Dogs Maintain Their Edge
Equities have remained in favor among investors, with most stock indexes posting further gains in February. But the Dogs of the Dow strategy is having a particularly good time of it. An equally-weighted position in the 10-highest yielding Dow stocks from the start of the year would have been up 3.9% for the month. This compares with a 2.0% advance for a similar stake in all 30 Dow components and the somewhat paltry 1.1% gain from the 20 Industrials that didn’t make the Dogs. Moreover, February’s outperformance was even wider than the prior month, giving the mutts a further lead. For the year to date, the Dogs are now up 10.2%, versus a gain of 7.5% for a balanced position in each of the Industrials.

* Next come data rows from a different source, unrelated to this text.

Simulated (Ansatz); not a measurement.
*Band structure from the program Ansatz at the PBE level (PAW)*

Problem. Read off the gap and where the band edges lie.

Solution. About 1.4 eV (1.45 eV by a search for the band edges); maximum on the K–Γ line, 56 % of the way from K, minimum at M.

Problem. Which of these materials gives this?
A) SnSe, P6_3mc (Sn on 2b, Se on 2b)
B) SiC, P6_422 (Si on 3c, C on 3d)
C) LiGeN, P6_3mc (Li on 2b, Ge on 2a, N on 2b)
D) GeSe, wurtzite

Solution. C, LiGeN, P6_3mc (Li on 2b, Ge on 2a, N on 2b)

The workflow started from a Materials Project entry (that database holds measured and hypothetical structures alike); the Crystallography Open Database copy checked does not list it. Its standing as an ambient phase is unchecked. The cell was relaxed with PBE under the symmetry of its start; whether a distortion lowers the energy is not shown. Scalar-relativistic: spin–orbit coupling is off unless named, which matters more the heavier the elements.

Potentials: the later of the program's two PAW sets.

Hewlett-Packard Running Away With The Ball
One of the attractions of the Dogs of the Dow strategy is its mildly contrarian approach. All of the Industrials are high-quality companies with proven staying power. However, occasionally things happen whereby one or two have a particularly bad year (for any number of reasons) and their stock price takes an oversized hit. If the company maintains its dividend, then its yield (which moves in the opposite direction of price) becomes more attractive. The Dogs theory presupposes that these companies (and their shares) stand a good chance of bouncing back, and investors can profit from the rebound.
This year happens to have just one of those special cases. Computer maker Hewlett-Packard (HPQ - Free HP Stock Report) reported large losses in 2012 due to writedowns. This caused a 44.7% drop in its stock price, which hit its lowest point in a decade. That precipitous fall resulted in the issue’s making the Dogs list of top-10 highest yielding Dow stocks. Flash forward two months, and that formerly beaten down equity is now at the top of the heap. Through February, shares of HPQ had bounced back 41.3%, for the year to date, besting all the other Dow components (Dogs or otherwise) by an overwhelming margin.
A good part of the enthusiasm likely stems from the company’s better-than-expected results in the opening period of fiscal 2013 (which began November 1, 2012). H-P reported earnings of $0.63 a share, which exceeded management’s previous guidance of $0.34-$0.37. Earnings also compared favorably with the large losses booked in the final two quarters of fiscal 2012, which reflected writedowns for the company’s Autonomy software business and workforce reduction charges.
Other Good Pups
H-P wasn’t the only holding to make its owners proud so far this year. General Electric (GE - Free GE Stock Report) shares were up 10.6% through February. The industrial behemoth also came off of a good fourth quarter, but the company is being closely watched as it reshapes itself. Most of the headlines have focused on the trimming down of its finance arm, GE Capital, but there have also been rumors that it is in late-stage talks to buy Italian aerospace parts supplier Avio. That company’s roughly $2 billion in annual revenues could help jump-start the pedestrian sales growth that GE has been enduring of late.
Elsewhere, Pfizer (PFE - Free Pfizer Stock Report) stock gained 9.1% for the period in the wake of December-quarter results that exceeded expectations. Improved contributions from newer products and positive news from the pipeline lead us to believe that better days are ahead for the world’s largest drugmaker.
How High Is Up?
As we opined a few weeks ago, the Dogs performance in January alone (up 6.1%) would have been respectable compared with average historical full-year market returns. And being up 10.2% in only two months is just more icing on the cake. Of course, seasoned investors will know not to expect those sorts of numbers to continue. Indeed, with the Dow currently setting new all-time highs on a near-daily basis, some degree of profit taking is likely in the not-too-distant future. But overall, the general economic backdrop appears to be favorable for stocks, particularly with the Federal Reserve intent on keeping interest rates low to spur employment and GDP.
At the time of this article’s writing, the author did not hold positions in any of the companies mentioned.